The “Strategic Partnership Agreement” being signed Tuesday by Obama and Hamid Karzai, his Afghan counterpart, pledges continued U.S. support for Afghanistan after NATO’s mission there ends in 2014. It doesn’t speak to troop or funding levels, but rather looks to install a framework for an organized withdrawal of international forces in hopes of avoiding strife.
But it’s still difficult to divorce those very serious goals from the political implications of this visit; in truth, Obama’s trip to Afghanistan does reinforce his image as a commander in chief, even if that outcome were entirely unintended by the White House.
And the Romney campaign is mindful of that powerful imagery.
Their acute sense of these national security politics were on display Tuesday when Romney joined former New York City Mayor Rudy Giuliani, whose legacy is forever tied to his handling of the bin Laden-directed attacks on lower Manhattan. They met at a firehouse that suffered particularly steep losses on Sept. 11, 2001, and hailed the president for authorizing the mission.
“I acknowledged a year ago that the president deserves credit for the decision he made, and I continue to believe that, and certainly would have taken that action myself,” said Romney, alongside Giuliani.
Mitt Romney and former Mayor Rudy Giuliani reflected on the anniversary outside a fire station on Sixth Avenue in New York City. Radio host Michael Smerconish and NBC's Chuck Todd join NewsNation to discuss.
But the former Massachusetts governor didn’t entirely steer clear of challenging Obama’s foreign policy gravitas, either.

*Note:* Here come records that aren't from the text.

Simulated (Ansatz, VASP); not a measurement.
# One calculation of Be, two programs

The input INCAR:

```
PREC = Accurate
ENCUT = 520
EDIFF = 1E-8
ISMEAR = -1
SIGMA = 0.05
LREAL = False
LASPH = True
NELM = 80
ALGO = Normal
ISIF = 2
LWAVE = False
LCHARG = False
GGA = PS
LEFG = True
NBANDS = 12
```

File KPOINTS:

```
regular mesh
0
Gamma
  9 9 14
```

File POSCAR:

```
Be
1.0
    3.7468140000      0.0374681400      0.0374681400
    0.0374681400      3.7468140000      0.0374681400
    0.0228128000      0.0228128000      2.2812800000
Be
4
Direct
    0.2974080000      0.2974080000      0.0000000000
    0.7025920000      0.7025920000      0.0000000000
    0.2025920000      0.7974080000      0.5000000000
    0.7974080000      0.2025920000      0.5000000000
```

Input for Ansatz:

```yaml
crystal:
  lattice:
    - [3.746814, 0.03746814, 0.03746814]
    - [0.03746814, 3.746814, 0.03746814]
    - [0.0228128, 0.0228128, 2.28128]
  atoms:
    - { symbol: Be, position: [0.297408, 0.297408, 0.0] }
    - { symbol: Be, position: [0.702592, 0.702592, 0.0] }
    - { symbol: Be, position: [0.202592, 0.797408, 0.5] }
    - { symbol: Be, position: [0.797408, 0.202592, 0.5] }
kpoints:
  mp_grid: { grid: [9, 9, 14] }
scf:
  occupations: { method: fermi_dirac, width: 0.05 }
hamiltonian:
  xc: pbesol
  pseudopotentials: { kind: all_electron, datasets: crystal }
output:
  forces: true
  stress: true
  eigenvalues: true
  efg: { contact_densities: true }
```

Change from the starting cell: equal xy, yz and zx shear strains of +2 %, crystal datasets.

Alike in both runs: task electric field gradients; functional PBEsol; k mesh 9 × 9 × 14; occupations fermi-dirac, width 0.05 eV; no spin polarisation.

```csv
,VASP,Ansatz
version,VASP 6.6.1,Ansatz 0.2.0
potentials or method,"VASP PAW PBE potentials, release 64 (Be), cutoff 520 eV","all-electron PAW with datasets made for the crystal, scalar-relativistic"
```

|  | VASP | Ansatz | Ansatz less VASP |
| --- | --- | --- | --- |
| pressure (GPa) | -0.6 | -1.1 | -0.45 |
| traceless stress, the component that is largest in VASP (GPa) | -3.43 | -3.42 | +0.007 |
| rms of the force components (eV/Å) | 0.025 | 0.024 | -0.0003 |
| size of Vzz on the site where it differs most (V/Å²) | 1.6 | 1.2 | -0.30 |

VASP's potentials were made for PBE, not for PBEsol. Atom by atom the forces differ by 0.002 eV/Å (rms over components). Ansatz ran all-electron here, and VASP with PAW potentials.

“I think I said the same thing then as … Joe Biden,” Romney said in reference to his own skepticism in 2007 of whether it was worth leveraging all of the resources in the U.S. to find bin Laden. “It was naive of the president to announce he would go into Pakistan. We always reserve the right to go anywhere to get Osama bin Laden.”
And today, in an official trip that squarely framed the president as America’s top military official, Obama went to that same corner of the world to mark the one-year anniversary of having done just that.